Main Types of JOINs
| JOIN Type | What It Does |
|---|
| INNER JOIN | Returns rows where there’s a match in both tables. |
| LEFT JOIN | Returns all rows from the left table, plus matches from the right (NULL if no match). |
| RIGHT JOIN | Returns all rows from the right table, plus matches from the left (NULL if no match). |
| FULL OUTER JOIN | Returns all rows from both tables — matches where possible, NULLs where no match. |
| CROSS JOIN | Returns every combination of rows — Cartesian product (no ON condition). |
| SELF JOIN | Join a table to itself — used when you need to compare rows within the same table. |
1. INNER JOIN
- Only rows with matching keys in both tables are returned.
SELECT * FROM A
INNER JOIN B ON A.id = B.a_id;
| A.id | A.name | B.id | B.a_id | B.title |
|---|
| 1 | Alice | 10 | 1 | Manager |
➡️ Only rows where A.id = B.a_id.
2. LEFT JOIN (LEFT OUTER JOIN)
- All rows from the left table, matched rows from right table, NULLs where no match.
SELECT * FROM A
LEFT JOIN B ON A.id = B.a_id;
| A.id | A.name | B.id | B.a_id | B.title |
|---|
| 1 | Alice | 10 | 1 | Manager |
| 2 | Bob | NULL | NULL | NULL |
➡️ Bob is shown even though he has no match.

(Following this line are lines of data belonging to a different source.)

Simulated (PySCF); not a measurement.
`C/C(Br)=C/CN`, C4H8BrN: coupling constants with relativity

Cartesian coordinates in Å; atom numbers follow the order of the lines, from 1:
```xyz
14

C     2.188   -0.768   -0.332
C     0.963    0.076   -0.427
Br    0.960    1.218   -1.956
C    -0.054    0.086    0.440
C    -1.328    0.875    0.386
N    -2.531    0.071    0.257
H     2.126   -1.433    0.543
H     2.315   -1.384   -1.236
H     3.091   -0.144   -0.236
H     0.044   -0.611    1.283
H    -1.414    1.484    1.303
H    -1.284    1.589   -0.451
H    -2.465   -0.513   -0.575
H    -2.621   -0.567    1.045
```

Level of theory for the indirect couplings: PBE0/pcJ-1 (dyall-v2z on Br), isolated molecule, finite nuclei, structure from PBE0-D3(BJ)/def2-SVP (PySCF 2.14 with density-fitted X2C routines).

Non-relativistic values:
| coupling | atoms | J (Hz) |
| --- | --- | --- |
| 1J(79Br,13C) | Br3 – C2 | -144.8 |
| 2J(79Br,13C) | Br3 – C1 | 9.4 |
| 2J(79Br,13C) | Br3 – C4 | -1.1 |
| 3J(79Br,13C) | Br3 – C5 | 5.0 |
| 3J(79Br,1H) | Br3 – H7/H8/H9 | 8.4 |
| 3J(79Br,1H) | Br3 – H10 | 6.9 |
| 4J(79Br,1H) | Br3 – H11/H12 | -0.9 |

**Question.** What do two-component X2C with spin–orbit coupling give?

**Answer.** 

3. RIGHT JOIN (RIGHT OUTER JOIN)
- All rows from the right table, matched rows from left table, NULLs where no match.
SELECT * FROM A
RIGHT JOIN B ON A.id = B.a_id;
| A.id | A.name | B.id | B.a_id | B.title |
|---|
| 1 | Alice | 10 | 1 | Manager |
| NULL | NULL | 11 | 5 | Engineer |
➡️ Even if B.a_id = 5 has no match in A, it shows up with NULLs from A.
4. FULL OUTER JOIN
- All rows from both tables — match if possible, NULLs if not.
A.id A.name B.id B.a_id B.title
1 Alice 10 1 Manager
2 Bob NULL NULL NULL
NULL NULL 11 5 Engineer
➡️ Combines the behavior of LEFT and RIGHT JOINs.
5. CROSS JOIN
- Every row of
A is paired with every row of B (no condition).
SELECT * FROM A
CROSS JOIN B;
If A has 3 rows and B has 2 rows ➔ 3 × 2 = 6 rows result.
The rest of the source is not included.